To begin with, the new Nalanda would be teaching and conducting research in history, languages, linguistics, social sciences, international relations, management and development and IT, he disclosed during his speech, which he said would be devoted to Nalanda and not social economics, his forte.
Dr Sen gave few interesting insights while trying to fix the antiquity of Nalanda, which he recalled was violently destroyed by “the ruthless Afghan conqueror Bhaktiyar Khilji”.
Nalanda, established in the early AD 5th century, was already 700 years old as Oxford and Cambridge were being founded and 600 years older than the oldest European university of Bologna.
“Had it not been destroyed and had it managed to survive our time, Nalanda would be, by a long margin, the oldest university in the world, Dr Sen told a packed audience at the SRM University, one of the largest private universities of the country, which is hosting the congress.
At its peak, the residential university had 10,000 students studying various subjects from many countries in the world particularly China, Tibet, Korea, Japan and even as far in the west as Turkey.

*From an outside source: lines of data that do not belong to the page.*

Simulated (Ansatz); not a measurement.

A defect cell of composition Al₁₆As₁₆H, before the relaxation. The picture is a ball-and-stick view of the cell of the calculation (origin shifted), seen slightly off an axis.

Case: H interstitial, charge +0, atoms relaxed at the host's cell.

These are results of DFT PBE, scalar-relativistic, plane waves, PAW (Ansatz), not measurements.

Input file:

Though Nalanda, along with nearby Vikramshila and Odantapuri, focused on studies of Buddhist philosophy and practice. It nevertheless pursued general intellectual and scientific studies even by those who had no religious beliefs he said.
The Nobel laureate threw light on two other interesting aspects of Nalanda — its students and teachers loved to argue and very often held argumentative encounters, which is part of the scientific tradition.
“Science has to fight parochialism and Nalanda was firmly committed to that,” Dr Sen said.